What is the Difference Between RBI and Commercial Banks?

The RBI is India's central bank that controls monetary policy, prints currency, and regulates all other banks — it does not accept public deposits or give loans. Commercial banks like SBI and HDFC are businesses supervised by the RBI that take deposits and lend money to customers.

TrustyBull Editorial 5 min read

India has over 100 scheduled commercial banks. But only one bank in India cannot go bankrupt, cannot accept deposits from you, and has never made a profit for shareholders. That bank is the Reserve Bank of India.

The RBI and commercial banks serve completely different purposes in the financial system. Mixing them up leads to real confusion — especially when people ask why RBI interest rates affect their bank accounts.

Quick Answer: RBI vs Commercial Banks

The RBI is India's central bank — a government institution that controls the money supply, sets interest rate policy, and regulates all other banks. It does not offer accounts or loans to ordinary people.

Commercial banks — SBI, HDFC, ICICI, Axis, and others — are financial businesses that take deposits from customers and lend money to borrowers. They operate under RBI's supervision and rules.

Side-by-Side Comparison

Feature RBI (Central Bank) Commercial Banks
Owned by Government of India Government (PSBs) or private shareholders
Purpose Monetary policy, regulation, financial stability Accept deposits, give loans, earn profit
Accepts public deposits? No Yes
Gives loans to public? No Yes
Sets interest rates? Yes (repo rate, reverse repo) No — follows RBI guidelines
Can it go bankrupt? No Yes (though deposits insured up to 5 lakh)
Prints currency? Yes No
Regulated by Parliament / Government RBI

What the RBI Actually Does

Most people only hear about the RBI when it changes the repo rate. But its role is much broader:

  • Monetary policy — Controls the money supply and inflation by setting the repo rate (the rate at which banks borrow from RBI).
  • Currency management — Prints and manages the supply of rupee notes in circulation.
  • Foreign exchange — Manages India's foreign exchange reserves and regulates the rupee's exchange rate.
  • Banking regulation — Licenses banks, sets capital requirements, and can cancel a bank's licence if it violates rules.
  • Banker to the government — Manages the government's accounts and national debt.
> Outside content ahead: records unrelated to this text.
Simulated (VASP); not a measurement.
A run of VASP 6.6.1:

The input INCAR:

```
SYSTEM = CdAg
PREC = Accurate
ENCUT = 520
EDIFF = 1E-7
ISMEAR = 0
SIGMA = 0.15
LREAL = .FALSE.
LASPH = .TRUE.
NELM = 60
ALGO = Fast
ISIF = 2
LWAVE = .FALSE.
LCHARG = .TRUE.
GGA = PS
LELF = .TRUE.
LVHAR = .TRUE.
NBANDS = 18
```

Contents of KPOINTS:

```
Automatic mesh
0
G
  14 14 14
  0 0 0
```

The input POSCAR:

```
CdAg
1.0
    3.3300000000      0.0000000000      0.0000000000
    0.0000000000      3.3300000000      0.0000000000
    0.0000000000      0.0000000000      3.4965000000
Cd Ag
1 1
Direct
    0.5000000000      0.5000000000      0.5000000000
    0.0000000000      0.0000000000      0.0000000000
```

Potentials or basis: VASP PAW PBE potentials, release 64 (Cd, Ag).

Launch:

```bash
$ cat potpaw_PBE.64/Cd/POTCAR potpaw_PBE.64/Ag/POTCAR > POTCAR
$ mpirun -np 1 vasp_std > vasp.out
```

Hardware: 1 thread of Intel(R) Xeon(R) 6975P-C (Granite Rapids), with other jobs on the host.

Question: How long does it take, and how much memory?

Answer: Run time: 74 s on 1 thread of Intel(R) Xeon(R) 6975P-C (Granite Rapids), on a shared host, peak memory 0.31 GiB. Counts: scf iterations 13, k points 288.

You can read more about the RBI's functions directly on the Reserve Bank of India's official website.

What Commercial Banks Actually Do

Commercial banks are the banks you interact with daily. Their job is straightforward:

  • Accept savings and current account deposits from individuals and businesses.
  • Lend money through home loans, personal loans, business loans, and credit cards.
  • Earn profit from the spread — the difference between the interest they charge borrowers and the interest they pay depositors.
  • Provide payment services — cheques, NEFT, RTGS, UPI infrastructure.

Commercial banks operate within the rules set by the RBI. When the RBI raises the repo rate, borrowing costs rise for banks — and banks pass that cost on to customers through higher loan interest rates.

The Key Relationship Between Them

Think of the RBI as the regulator of a football league. Commercial banks are the teams playing in it. The RBI does not play on the field. It sets the rules, enforces them, and can remove a team from the league if they cheat. Commercial banks compete, earn revenue, and serve customers — but always within the framework the RBI defines.

When the RBI changes the repo rate, every commercial bank's cost of funds changes — which is exactly why your home loan EMI goes up or down after an RBI policy meeting.

Who Should You Interact With?

For everyday banking — savings accounts, loans, FDs, UPI — you deal with commercial banks. The RBI does not serve individual customers. If you have a complaint against a bank that has not been resolved, you can approach the RBI Ombudsman — a grievance redressal system the RBI operates for consumers.

Frequently Asked Questions

Can I open an account with the RBI?

No. The RBI does not offer accounts or banking services to the general public. It only deals with commercial banks, the government, and financial institutions.

Does the RBI guarantee my bank deposits?

Not directly. Bank deposits up to 5 lakh rupees are insured by the Deposit Insurance and Credit Guarantee Corporation (DICGC), which is a subsidiary of the RBI.

Frequently Asked Questions

What is the difference between RBI and commercial banks?
The RBI is India's central bank that controls monetary policy and regulates the banking system. Commercial banks are financial businesses that accept deposits and give loans to individuals and companies.
Can I open an account with the RBI?
No. The RBI does not offer accounts or banking services to the general public. Only commercial banks, the government, and financial institutions deal directly with the RBI.
Does the RBI give loans?
The RBI lends money to commercial banks at the repo rate — not to individuals. If you need a personal or home loan, you go to a commercial bank.
Who regulates commercial banks in India?
Commercial banks in India are regulated by the Reserve Bank of India. The RBI licenses banks, sets capital requirements, and can revoke a bank's licence for violations.
What happens to my money if a commercial bank fails?
Deposits up to 5 lakh rupees per depositor per bank are insured by the DICGC, a subsidiary of the RBI. Amounts above that limit are not guaranteed.